Anyone work with the USB bus much? Here's what I think I'm seeing:

I have a small USB development board with a bunch of LEDs connected to a byte of output lines. I'm just incrementing a counter and sending the data, watching the count increment in the lights. It's hand wired, based on a PIC16C765 microcontroller, the code is slightly modified versions of Jan Axelson's "HID code for the PIC P16C745" and "Visual Basic code for communicating with a custom HID"

(BTW, I couldn't get his ActiveX control to work under W98A, abandoned trying it)

(That part is pretty cool, the whole thing runs off USB bus power)

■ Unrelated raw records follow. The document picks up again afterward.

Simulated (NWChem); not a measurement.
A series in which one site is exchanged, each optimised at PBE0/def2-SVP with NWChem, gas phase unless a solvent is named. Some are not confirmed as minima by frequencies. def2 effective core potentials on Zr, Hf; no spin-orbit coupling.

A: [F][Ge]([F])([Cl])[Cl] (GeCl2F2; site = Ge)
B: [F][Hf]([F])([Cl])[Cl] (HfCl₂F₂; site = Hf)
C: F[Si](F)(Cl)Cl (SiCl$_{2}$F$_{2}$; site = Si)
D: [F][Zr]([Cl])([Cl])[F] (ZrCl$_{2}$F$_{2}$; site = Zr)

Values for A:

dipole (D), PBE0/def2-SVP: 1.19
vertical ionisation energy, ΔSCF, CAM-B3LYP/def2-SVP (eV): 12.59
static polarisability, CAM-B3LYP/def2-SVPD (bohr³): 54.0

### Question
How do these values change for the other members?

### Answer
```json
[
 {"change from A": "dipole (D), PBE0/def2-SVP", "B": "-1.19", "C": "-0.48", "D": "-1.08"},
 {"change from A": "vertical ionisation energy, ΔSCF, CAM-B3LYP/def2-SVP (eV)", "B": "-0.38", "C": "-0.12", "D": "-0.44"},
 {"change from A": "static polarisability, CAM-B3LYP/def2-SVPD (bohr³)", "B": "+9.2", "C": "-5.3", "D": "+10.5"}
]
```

However, I 'occasionally' notice the count is a digit off. 'Occasionally' meaning pretty often actually, like one out of 16 times. If I resend the same data, the displayed count on the LEDs is correct.

That sounds like a horrible error rate to me. Is this typical?

Should all transfers be done with a write/read verify cycle? Or may I have some sloppy wiring, bad timing crystal, and or bus read code?
Posted on 2002-07-20 08:59:36 by Ernie
Under HID, every packet has a CRC, so bad packets should be rejected. Every valid packet is replied with an ACK. The host (PC) retries until the device either sends an ACK or STALL. You shouldn't need to verify any transfer with another transaction.
Posted on 2002-07-21 01:49:43 by tenkey
Sounds like TCP/IP
Posted on 2002-07-21 03:03:43 by comrade
tenkey,

Thanks, thats kinda what I expected. USB was designed to be CHEAP to use, with cheap cables, and in such circumstances using error detection/correction is indicated.

I'm using the routines Microchip wrote to run the USB functions. It's very nice from an implimentors perspective, it supplies a few high level APIs to get/send USB data.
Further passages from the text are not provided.